By | February 9, 2004

      Hybrid services are changing the shape of the satellite industry and causing a ripple effect in the regulatory arena. Satellite, wireless, wireline, Wi-Fi, and fiber-optic cable technologies are being used to form various combinations of hybrid networks and services. As a result, the distinctions of the past when an individual company focused on one technology or another are fading.

      Intelsat, PanAmSat [Nasdaq: SPOT] and other satellite operators are buying or partnering with companies that offer fiber or other networking capabilities to supplement their core satellite businesses. The trend seems to be accelerating and it is likely to continue unabated in the future. Ultimately, the survivors may well be those that use a host of technologies rather than just one.

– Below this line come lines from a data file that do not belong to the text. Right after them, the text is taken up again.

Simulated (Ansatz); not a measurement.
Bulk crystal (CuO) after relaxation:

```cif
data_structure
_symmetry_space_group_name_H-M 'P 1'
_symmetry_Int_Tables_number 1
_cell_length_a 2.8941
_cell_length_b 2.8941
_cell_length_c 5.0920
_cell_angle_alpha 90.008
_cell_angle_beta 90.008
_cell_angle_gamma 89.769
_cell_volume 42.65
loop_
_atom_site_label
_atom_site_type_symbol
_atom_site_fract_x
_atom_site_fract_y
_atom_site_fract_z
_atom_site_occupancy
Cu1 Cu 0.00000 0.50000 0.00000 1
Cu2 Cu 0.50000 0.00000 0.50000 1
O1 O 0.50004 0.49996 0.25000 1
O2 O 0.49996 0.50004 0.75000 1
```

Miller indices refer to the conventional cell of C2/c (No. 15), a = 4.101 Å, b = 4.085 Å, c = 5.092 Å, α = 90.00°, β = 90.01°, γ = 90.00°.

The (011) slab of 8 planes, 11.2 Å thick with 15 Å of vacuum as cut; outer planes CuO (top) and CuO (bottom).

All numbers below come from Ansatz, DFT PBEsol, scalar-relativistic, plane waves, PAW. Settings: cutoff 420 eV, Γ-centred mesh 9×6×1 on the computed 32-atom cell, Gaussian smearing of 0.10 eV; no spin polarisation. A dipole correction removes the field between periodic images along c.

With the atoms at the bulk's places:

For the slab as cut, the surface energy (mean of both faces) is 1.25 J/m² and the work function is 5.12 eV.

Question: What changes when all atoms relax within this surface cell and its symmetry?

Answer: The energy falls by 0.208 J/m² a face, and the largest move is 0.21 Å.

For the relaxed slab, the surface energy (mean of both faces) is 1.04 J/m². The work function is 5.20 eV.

      The trend is posing a challenge for regulators. A case in point is in the United States, where the Federal Communications Commission (FCC) is trying to adapt to the change. The agency is attempting to address licensing requests from companies seeking to go beyond the traditional use of satellite technology and bandwidth. Their intent is to provide consumers with exciting new services.

      Don Abelson, chief of the FCC’s International Bureau, said growing interest exists at his agency to demonstrate flexibility in spectrum management decisions. One example is for the FCC to encourage secondary markets to use spectrum already assigned to others for primary use, he added.

      “I know that the [FCC] chairman’s goal is to let innovators and individuals deliver the services they want, when they want … whether the spectrum is used for fixed data services or mobile voice services, video distribution services or home networking,” Abelson said.

      Tom Tycz, chief of the FCC International Bureau’s Satellite Policy Division, last week told a gathering of the Mid-Atlantic Chapter of the Society of Satellite Professionals International (SSPI) that Connexion by Boeing is trying to use spectrum in an innovative way. Connexion by Boeing is preparing to introduce an in-flight mobile satellite service (MSS) that would rely on spectrum in a band traditionally used for fixed satellite services (FSS).

      “Distinctions between the types of services and the bands they use are getting blurred,” Tycz said in a follow-up interview. Applications from satellite companies interested in providing novel services need to be fit into domestic and international regulatory frameworks, he added.

      Industry innovation and expanding consumer demand increasingly are challenging traditional definitions and distinctions of satellite services and spectrum bands. Regulators have responded not only by creating secondary markets for spectrum bands but also by granting waivers and taking other measures to accommodate additional users.

      An impetus for the change is industry’s interest in providing the least costly and most effective services. One example is the creation of hybrid systems that combine satellite and Wi-Fi. Another is the development of satellite and fiber networks.

      Yet another example is Connexion by Boeing, which this year will become the world’s first commercial provider of high-speed Internet access on airliners. The company also recently announced plans to offer the service to the maritime industry (SN, Jan. 26, p. 1).

      The ultimate objective for Connexion by Boeing and other satellite companies is to offer services that consumers want and will pay to use. As with virtually any new service, gadget or consumer electronics product, users typically do not care about the engineering behind it. They just want it to work, period. Whether the service involves satellite- based video, voice or data, industry officials and regulators are adjusting and looking to rollout new capabilities without interfering with existing users in the same spectrum band.

      These instances of innovation will continue to require regulators to find ways to allow progress to take place, without compromising the services provided by current bandwidth users.